Vientiane is a lovely city with a strong colonial heritage. It is the current capital of Laos. We rented a no-frills room with A/C for less than $20 USD and enjoyed walking around in the older part of town. In particular, we viewed Wat Si Saket, a temple built in 1818 which hosts over 2000 Buddha images.
Starting in Vientiane we savored the French influence in Laos- with our stomachs, splurging one night for a French dinner at La Cage du Coq in Vientiane. If you are there, go!!!
We spent one night in Vientiane and then jumped on a "VIP Bus" to Vang Vieng.
Vang Vieng felt like a town from the wild, wild, west. I can't think of a better description. The streets are mostly dirt and rocks and it has a rough and tumble attitude. The bus drops you at the local station and you can walk into town or take a tuk-tuk for an inflated rate as it's only about 1 km to the tourist area from the Southern Bus Station. From the Northern Bus Station it's worth getting a ride but ANY ride, service, or goods in Laos are worth bargaining over.
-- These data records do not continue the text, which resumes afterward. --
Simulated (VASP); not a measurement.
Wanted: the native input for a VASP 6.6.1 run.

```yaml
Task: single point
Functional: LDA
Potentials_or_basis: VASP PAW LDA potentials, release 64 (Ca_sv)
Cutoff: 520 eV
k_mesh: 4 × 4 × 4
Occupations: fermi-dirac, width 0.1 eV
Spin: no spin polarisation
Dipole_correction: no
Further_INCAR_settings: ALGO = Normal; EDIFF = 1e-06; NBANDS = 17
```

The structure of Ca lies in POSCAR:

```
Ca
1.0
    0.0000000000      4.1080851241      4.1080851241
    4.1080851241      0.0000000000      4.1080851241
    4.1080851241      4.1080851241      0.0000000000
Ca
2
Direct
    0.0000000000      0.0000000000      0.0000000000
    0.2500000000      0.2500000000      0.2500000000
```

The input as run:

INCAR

Vang Vieng has a reputation as a party town. It has calmed quite a bit as town's Achille's Heel was the tubing venue. Large truck inner tubes can be rented and used to float down the river for a few hours. In the past there were multiple bars that you could tuck in to for beers, shots, and more. This resulted in more then one injury and death of young back packers which then caused the government to put pressure on the town to tone it down. Currently, from where we were dropped off by truck to enter the river and float back to town, there are only 3 bars still open. It's a much quieter scene, or at least it was when we were there. The weather was H-O-T so the tubing was a wonderful way to cool down and enjoy the river. I would highly recommend it. Don't forget your sunscreen!
Food and lodging in Vang Vieng runs the gamut. You can rent a hostel room for a few dollars US or a nice hotel room for closer to $100 USD. Meals can be as cheap as 20,000 kip (8,000/1USD) for a massive french bread sandwich with a variety of fillings and more for hotel meals. We opted for a rustic bungalow across the river for $15/night. We had a bathroom with a western toilet and A/C for that price and a great view of the mountains from our hammock. We usually don't do A/C but the heat and humidity were stifling.
We hiked a straight up a limestone karst for a look out view of VV, explored a huge cave, and rented a motor bike to see the areas nearby including the Blue Lagoon. I really enjoyed Vang Vieng and it's rugged atmosphere. I could almost live there but it's a bit far from a beach.
Luang Prabang ranks highly on my list of favorite SE Asian cities. It is a UNESCO World Heritage Site and lies 300 km (190 miles) North of Vientiane in North Central Laos. It used to be the capital of the Kingdom of Laos until the communist take over in 1975. The community was named Luang Prabang in 698 CE/AD when it was conquered by a Tai (not Thai) Prince. It is famous as a Buddhist spiritual center with many temples and monasteries. https://en.wikipedia.org/wiki/Luang_Prabang
Personally, I loved the spiritual, artsy vibe it exudes from every ancient building, temple, and walkway. The oldest part of town is nestled on a peninsula between the Mekong and Nam Khan Rivers.
We spent a few nights in LP and rented a motor bike so we could explore nearby areas up and down the main road. Specifically, we rode the bike up to access a Pak Ou Cave Temple across the Mekong. It is built in a cave and is heavily visited by locals and tourists alike. We also motored to the nearby Kuang Si waterfall. There are also tuk-tuks willing to take tourists to all local attractions if motorbikes aren't your bag.
A TripAdvisor WIN was a search for restaurants "nearby" our guest house. Cafe Toui popped up as highly rated, authentic local food. We walked over one evening and it was closed. The next evening we tried again and are very happy to report that the food was spectacular! The cafe is an intimate place, located on the main floor of an old shophouse. Chef Toui visits your table and actually took our order as he wasn't busy when we arrived. Highly recommend this cafe in Luang Prabang for Laos specialties!